Advent Adventure
AN ADVENT ADVENTURE
Do universal
values, such as the true, the good, the beautiful, and the just, exist? Could we not suggest, without contradiction,
that these values are the object of an agreement of the universal audience? These values are the object of a universal
agreement as long as they remain undetermined.
When one tries to make them precise, applying them to a situation or to
a concrete action, disagreements and the opposition of specific groups are not
long in coming.
Chaim Perelman, The
Realm of Rhetoric
Marilynne Robinson's nicely worded essay "What Are
We Doing Here?" (New York Review of
Books, November 9, 2017) is a predictable apology for the utility of the
humanities in the twenty-first century. It proposes to respond to one of the
grand questions that can be associated with nia
and either ontological or existential reflection. The title is a question one might ask at a
social or political meeting, at a professional conference, or in the course of
an oral history interview; likewise, it is a question one might ask as an
American citizen whom the winter of national politics has made angry, fearful,
silent, or baffled. As is the case with
Perelman's questions and comment, the pronoun "we" seems to be an innocent marker of collectivity. When one considers the marker in the context
of historical narratives, "we"
is at once pivotal and problematic, a source for doubt. Who is included and who is excluded in the
collective?
Given Robinson's references to John Milton, Hamlet, President Obama, " Spenglerian gloom,"

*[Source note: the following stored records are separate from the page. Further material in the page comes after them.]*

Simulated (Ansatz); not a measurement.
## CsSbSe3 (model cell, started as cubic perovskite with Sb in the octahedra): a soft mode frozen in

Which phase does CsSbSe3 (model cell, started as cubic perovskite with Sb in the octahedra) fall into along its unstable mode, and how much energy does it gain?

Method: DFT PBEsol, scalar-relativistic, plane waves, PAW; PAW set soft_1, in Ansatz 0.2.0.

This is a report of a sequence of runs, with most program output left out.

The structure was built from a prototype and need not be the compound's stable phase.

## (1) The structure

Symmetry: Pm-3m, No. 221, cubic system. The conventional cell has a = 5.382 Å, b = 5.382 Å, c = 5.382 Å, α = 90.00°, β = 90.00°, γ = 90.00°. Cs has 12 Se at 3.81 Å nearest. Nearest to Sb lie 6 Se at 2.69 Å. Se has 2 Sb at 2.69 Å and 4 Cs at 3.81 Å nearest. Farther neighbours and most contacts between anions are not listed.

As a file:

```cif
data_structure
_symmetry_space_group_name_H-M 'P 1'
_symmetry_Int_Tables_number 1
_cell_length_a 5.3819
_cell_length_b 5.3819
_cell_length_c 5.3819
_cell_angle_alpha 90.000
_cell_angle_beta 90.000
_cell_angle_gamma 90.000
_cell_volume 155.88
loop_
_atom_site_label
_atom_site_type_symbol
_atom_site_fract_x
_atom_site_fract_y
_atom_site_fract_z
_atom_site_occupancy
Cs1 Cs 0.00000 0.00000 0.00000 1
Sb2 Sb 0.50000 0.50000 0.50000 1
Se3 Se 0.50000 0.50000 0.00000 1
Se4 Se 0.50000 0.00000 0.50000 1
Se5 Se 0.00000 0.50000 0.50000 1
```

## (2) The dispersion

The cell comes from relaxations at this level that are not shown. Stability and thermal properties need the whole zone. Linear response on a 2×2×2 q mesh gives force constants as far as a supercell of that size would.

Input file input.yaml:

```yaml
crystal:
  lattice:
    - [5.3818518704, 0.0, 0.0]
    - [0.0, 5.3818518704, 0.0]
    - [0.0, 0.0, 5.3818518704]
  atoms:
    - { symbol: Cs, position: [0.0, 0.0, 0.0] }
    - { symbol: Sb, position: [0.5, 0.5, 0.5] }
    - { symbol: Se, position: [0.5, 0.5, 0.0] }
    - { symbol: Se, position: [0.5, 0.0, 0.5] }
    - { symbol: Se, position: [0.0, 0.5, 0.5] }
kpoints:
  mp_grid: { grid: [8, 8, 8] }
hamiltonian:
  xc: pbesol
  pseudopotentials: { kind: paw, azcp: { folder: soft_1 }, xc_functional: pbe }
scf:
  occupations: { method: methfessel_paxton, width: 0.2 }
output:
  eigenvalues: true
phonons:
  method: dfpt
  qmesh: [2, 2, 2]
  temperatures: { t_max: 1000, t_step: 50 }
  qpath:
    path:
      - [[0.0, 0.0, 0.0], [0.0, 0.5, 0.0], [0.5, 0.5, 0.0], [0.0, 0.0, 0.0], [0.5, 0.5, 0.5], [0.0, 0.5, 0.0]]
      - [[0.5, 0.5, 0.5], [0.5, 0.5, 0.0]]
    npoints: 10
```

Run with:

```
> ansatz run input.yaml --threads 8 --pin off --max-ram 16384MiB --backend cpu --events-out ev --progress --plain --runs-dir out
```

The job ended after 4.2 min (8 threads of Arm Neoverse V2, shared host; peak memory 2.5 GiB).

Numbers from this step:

Alexis de Tocqueville, Walt Whitman, John Keats, and "a Benthamite panopticon," it is
not unreasonable to think her "we"
excludes a vast number of people who are seldom accounted for in the history of
the West, a vast number of people who speak of their identities in the history
of the East, the North, or the South (to the extent that geopolitical location
matters. They are commonly thought of as
the Other, because the artifice called the West resists acknowledging how
decidedly Other it is in the contemporary eyes of the world. Even when it isn't intentional, the presence
of the cardinal sins of the West ---anger, sloth, greed, lust, envy, gluttony,
and pride --attack imagined "universal values" (particularly those
derived from local knowledge and presumed common sense). These sins are distributive. Thus, East, South, West, and North are
complicit in the production of terrorism, the insanely natural scourge of the twenty-first century. We can't
hide. We are condemned to suffer.
Robinson's effort to persuade readers that
"eloquence and depth of thought" prevail and "belong to all of
us because they are the most pregnant evidence we can have of what is possible
in us" falls short of the mark. Her
humanistic optimism may be beautiful, but it becomes grotesque in the moment a
person recognizes that Darwinian amorality is a bit more possible (and
powerful) in us than the universal spiritual virtues of faith, prudence,
temperance, justice, fortitude, hope, and charity. On the other hand, she hits the target dead
center by reminding us (whoever we
may be) that in contemporary politics (and by extension, everyday life) one "is expected to have mastery of an
artificial language, a language made up arbitrarily of the terms and references
of a nonexistent world that is conjured out of prejudice and nostalgia and mis-
and disinformation, as well as of fashion and slovenliness among the opinion
makers." Excellent. Universal values do exist as Platonic
fictions, but it is impossible to find them in the vernacular dialects we use to impose "reality"
upon "actuality." Once upon a time, a poet called Christ a tiger.